ReMe/docs/vector_store_api_guide.md at main · tanzcoding/ReMe

jupytext

formats

text_representation

md:myst

extension	format_name	format_version	jupytext_version
.md	myst	0.13	1.11.5

kernelspec

display_name	language	name
Python 3	python	python3

Vector Store User Guide

Vector Store is a component designed for storing, managing, and retrieving vector embeddings. It supports features such as workspace management, similarity search, and metadata filtering.

Core Concepts

Workspace: Each workspace is an independent vector storage unit used to organize and manage related vector nodes.

VectorNode: A data unit containing text content, vector embedding, and metadata. It serves as the fundamental unit for storage and retrieval.

Embedding Model: Used to convert text into vector embeddings. It supports automatic generation of both node vectors and query vectors.

Available Implementations

FlowLLM provides multiple Vector Store implementations tailored to different use cases:

LocalVectorStore (source code): A file-based local implementation that persists data in JSONL format. Suitable for single-machine deployments and small-scale datasets.
MemoryVectorStore (source code): An in-memory implementation offering fast access speeds. Ideal for temporary data or testing scenarios.
QdrantVectorStore (source code): Built on the Qdrant vector database, supporting high-performance vector search. Recommended for large-scale production environments.
ChromaVectorStore (source code): Based on ChromaDB, providing persistent storage and metadata filtering capabilities.
EsVectorStore (source code): Built on Elasticsearch, enabling powerful combined full-text and vector search functionalities.

All Vector Store implementations inherit from BaseVectorStore (source code), ensuring a consistent interface specification.

Core Features

Workspace Management

Create Workspace: Create a new workspace for storing vector nodes.
Delete Workspace: Remove a workspace along with all its data.
Check Workspace Existence: Verify whether a specified workspace exists.
List Workspaces: Retrieve a list of all existing workspaces.
Copy Workspace: Duplicate data from one workspace to another.

Node Operations

Insert Nodes: Insert vector nodes into a workspace, supporting single or batch insertion with automatic vector embedding generation.
Delete Nodes: Remove specific nodes by their IDs.
Iterate Nodes: Traverse all nodes within a workspace.

Vector Search

Similarity Search: Perform vector similarity searches based on text queries, returning the top-K most similar results.
Metadata Filtering: Apply filtering conditions based on metadata, including exact matches and range queries.
Similarity Scores: Search results include similarity scores to evaluate match quality.

Data Import/Export

Export Workspace: Export workspace data to a file or specified path.
Import Workspace: Import data into a workspace from a file or a list of nodes.
Callback Functions: Support callback functions during import/export for data transformation.

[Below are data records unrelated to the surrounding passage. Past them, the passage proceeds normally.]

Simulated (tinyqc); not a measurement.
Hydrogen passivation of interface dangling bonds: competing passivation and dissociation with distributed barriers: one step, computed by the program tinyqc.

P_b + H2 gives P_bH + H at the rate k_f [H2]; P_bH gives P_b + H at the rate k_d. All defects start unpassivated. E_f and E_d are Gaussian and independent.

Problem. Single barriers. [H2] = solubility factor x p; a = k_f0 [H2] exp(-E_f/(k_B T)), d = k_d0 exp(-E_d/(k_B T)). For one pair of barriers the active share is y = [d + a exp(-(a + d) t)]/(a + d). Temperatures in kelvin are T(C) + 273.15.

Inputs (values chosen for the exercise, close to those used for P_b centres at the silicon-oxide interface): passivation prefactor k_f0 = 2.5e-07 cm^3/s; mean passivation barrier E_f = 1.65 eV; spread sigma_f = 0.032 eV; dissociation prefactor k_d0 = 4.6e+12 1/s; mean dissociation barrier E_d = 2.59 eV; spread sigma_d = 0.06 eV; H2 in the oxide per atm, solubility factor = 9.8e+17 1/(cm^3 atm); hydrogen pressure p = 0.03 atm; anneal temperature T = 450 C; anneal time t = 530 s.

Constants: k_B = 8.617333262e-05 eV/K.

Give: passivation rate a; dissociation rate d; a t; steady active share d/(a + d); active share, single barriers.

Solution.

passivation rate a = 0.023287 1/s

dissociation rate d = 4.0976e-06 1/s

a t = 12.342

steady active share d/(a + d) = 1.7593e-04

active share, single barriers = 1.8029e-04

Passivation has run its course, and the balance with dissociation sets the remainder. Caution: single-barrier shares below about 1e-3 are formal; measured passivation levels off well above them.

Synchronous and Asynchronous Interfaces

All Vector Store implementations provide both synchronous and asynchronous interfaces:

Synchronous Interface: Direct method calls suitable for synchronous code environments.
Asynchronous Interface: Prefixed with async_, designed for asynchronous environments and offering better concurrency performance.

The asynchronous interface is particularly useful in the following scenarios:

Using asynchronous embedding models for vector generation.
Performing batch operations in high-concurrency environments.
Integrating with other asynchronous components.

Configuration Options

General Configuration

embedding_model: Instance of the embedding model used to generate vector embeddings.
batch_size: Batch size for bulk operations (default: 1024).

LocalVectorStore Configuration

store_dir: Storage directory path (default: ./local_vector_store).

MemoryVectorStore Configuration

store_dir: Persistence directory (default: ./memory_vector_store).

QdrantVectorStore Configuration

url: Qdrant service URL (optional; used for Qdrant Cloud or custom deployments).
host: Qdrant server host (default: localhost).
port: Qdrant server port (default: 6333).
api_key: API key for Qdrant Cloud authentication.
distance: Distance metric—supports COSINE, EUCLIDEAN, DOT (default: COSINE).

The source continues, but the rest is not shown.